LightReading had a wonderful article late last week discussing what telecom carriers can learn from Amazon. The topic is very relevant nowadays, as the industry struggles with net neutrality. The owners of last mile fiber do not want to be dumb pipes, they want to make money off those bits by delivering services and don’t appreciate when others do so in competition to them. They need all that content and can never produce it themselves, yet trying to control its usage threatens to start a war for public opinion that they likely cannot win whether the economics back them up or not. So what to do?
Act as an open platform, enabling what might have been competition and turn it into partnership – that’s the Amazon way. Leverage the penetration and billing relationship with every adult on the planet that carriers and MSO’s have to help the content world do what it does better – not what it already does now. Sounds great, but the problem is this. Those relationships between the carriers and their customers are strained. Amazon won because customers like the way they provide service, they beat the competition fair and square. People go there because they want to. Carriers and cable MSO’s dominate the last mile because there is little if any competition, and their customers are much more cynical about it. People use their service because they have to, and even those companies that do it very well bear the weight of that cynicism.

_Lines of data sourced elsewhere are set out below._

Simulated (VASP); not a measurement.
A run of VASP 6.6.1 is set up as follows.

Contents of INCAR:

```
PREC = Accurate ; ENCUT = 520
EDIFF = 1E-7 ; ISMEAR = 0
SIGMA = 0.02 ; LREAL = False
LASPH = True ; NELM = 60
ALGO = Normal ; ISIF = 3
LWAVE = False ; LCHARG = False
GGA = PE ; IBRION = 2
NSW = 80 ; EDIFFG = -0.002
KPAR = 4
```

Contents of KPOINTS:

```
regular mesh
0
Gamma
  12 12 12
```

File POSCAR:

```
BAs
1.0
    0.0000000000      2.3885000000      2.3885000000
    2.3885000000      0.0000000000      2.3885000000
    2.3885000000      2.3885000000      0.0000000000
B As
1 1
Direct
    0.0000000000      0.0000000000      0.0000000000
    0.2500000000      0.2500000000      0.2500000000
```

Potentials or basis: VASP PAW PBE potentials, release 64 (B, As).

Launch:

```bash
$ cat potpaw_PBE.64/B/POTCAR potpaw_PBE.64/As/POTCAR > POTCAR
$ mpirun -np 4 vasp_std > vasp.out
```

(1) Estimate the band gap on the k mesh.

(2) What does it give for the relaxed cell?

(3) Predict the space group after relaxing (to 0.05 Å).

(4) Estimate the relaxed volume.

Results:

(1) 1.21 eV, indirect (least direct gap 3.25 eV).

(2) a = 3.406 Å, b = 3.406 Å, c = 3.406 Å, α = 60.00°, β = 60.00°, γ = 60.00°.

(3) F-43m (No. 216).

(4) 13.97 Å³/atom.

Having a monopoly (or duopoly) on the last mile can be a curse as well as a blessing, because overcoming that strained relationship is extremely difficult. If consumers buy MLB.TV directly they will see it as their own choice, but if they buy it from Verizon for the same price then it’s because the evil phone company gave them no alternative. If you tarnish the impression of the sales you enable, then your value as a platform is diminished. It is the difference between offering the ‘best’ platform versus the ‘only’ platform that poisons the stew. At least until there are enough real alternatives out there…
In the wireless space it is somewhat different, the competition there is healthier and if you screw up your service people can leave relatively easily – just ask Sprint Nextel (NYSE:S, news, filings). Wireless carriers may still have a chance to find an Amazon-like path.